The Temptations of Jesus

In the name of the Father, and of the Son, and of the Holy Spirit: Amen.


There’s been a series of superhero films recently – many of whom have their everyday “normal” identities to conceal their powers. Peter Parker is Spiderman, Clark Kent is Superman, and so on – and if people find out who they really are, they demand to see their powers to prove they aren’t making it up. 


The tempter in our gospel passage has a similar line of argument. His temptations – or tests – the word is the same – begin and end with “If you are the Son of God…” Now, the devil is often portrayed in Scripture as being very spiritually aware – for instance when Jesus casts him out of people, he often describes Jesus as “Jesus, Son of David,” or “Jesus, the Holy one of God” – and just like our superheroes, Jesus commands them to be silent and not reveal his identity. – so we can assume he knows full well that Jesus is the Son of God – he’s just trying to get Jesus to break his fast.

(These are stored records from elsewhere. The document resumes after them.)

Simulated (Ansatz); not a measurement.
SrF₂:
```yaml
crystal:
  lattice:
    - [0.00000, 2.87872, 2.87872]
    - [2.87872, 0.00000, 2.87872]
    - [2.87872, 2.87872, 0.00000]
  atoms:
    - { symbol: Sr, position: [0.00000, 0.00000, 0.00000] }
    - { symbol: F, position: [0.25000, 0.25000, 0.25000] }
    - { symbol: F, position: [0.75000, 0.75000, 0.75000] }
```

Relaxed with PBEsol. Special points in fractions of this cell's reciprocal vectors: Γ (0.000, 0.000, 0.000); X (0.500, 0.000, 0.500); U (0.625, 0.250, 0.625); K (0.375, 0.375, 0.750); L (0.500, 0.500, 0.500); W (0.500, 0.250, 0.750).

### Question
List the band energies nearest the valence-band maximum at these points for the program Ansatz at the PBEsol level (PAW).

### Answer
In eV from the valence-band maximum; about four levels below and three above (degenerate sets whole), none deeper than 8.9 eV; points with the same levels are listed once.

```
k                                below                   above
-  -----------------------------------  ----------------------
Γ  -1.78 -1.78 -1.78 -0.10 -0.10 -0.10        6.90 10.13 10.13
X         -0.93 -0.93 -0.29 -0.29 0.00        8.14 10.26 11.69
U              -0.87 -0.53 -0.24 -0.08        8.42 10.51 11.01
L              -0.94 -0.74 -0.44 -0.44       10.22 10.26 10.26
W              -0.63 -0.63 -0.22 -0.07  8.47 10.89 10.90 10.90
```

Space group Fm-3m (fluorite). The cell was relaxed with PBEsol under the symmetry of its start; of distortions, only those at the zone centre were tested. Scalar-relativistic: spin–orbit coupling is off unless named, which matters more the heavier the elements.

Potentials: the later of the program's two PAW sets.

This is one of the key passages that we base our observance of Lent on, together with the gospel read on Ash Wednesday, during which Jesus spoke about the right way to pray, fast, and give alms.


Those three principles, which we follow in Lent, and which Fr. Adrian has described as taking up, giving up, and giving away, also have close parallels with the ways in which the devil tries to tempt Jesus.


The first temptation is food. It’s easy to see why – Jesus has spent forty days without food – a much more strenuous ordeal than our abstinence from cake or alcohol! -  and the Gospel records that “at the end he was hungry”. So the desire to eat is a natural one. 


The second temptation is that of the easy road to power. The devil tells Jesus that the power and the glory of all the kingdoms of the world has been given to him, and offers it to Jesus in return for Jesus serving the devil.


We know, of course, that the time is coming when Jesus will take his place on the throne of all the universe. St. John’s Gospel tells us, and the creed reminds us, that through Jesus all things were made – and so it is his by right. But the road to that throne must pass not only through Lent, but through the agony in the garden of Gethsemane, a torturous death on the cross of Calvary, and the sorrow of his burial. This offer of the devil – the short road to power – is a cheap imitation, and a hollow one at that.


And finally, the desire to be known and recognised. The Jewish people expected their messiah to be a mighty king, who would rally his people behind him. It’s this image of the archetypal King David, the King of Israel of whom all its successive kings and leaders were merely pale shadows, still revered by his people centuries after his death.


And after all, the devil says to Jesus – God will protect you, won’t he? One big spectacle and everyone will know who you are.


The key to all these temptations is selfishness – in the most literal sense. Self-ish-ness makes everything about “me”. I want to eat, I want to get to the top, I want people to speak well of me and to admire me.


Which is why Lent makes us fight this self-ish-ness by emptying ourselves of self-ish-ness and replacing it with Christ.


Fasting fights the urge for us to be what St. Paul calls “slaves to our appetites” – by not giving in to our desire for things – be that foods or drinks or any other luxury, we stop them from being our masters and make them our servants.


Money and power are often linked – after all, one of the reasons President Trump was so well-known was through his business ventures, and in the Roman Republic you had to be a millionaire even to stand for the senate – with people being kicked out each year if they fell below the threshold.  Almsgiving, then, makes us less powerful in the eyes of the world, which equates wealth with power.


Finally, prayer is the counter to fame. The world is full of celebrities these days, many of whom maintain their public visibility by self-promotion – selling perfumes, keeping up a regular stream of updates on their life, and so forth. The world’s youngest billionaire is a woman called Kylie Jenner, who is 21 – she’s part of a family called the Kardashians, who have their own TV show about their daily life – but all they do is publicise themselves. Prayer, meanwhile, turns us away from ourselves, and focuses on God. 


John the Baptist said of Jesus, “He must increase, and I must decrease.” – and the hallmark of a Lent lived well, is if it directs us better towards God.


In the name of the Father, and of the Son, and of the Holy Spirit: Amen.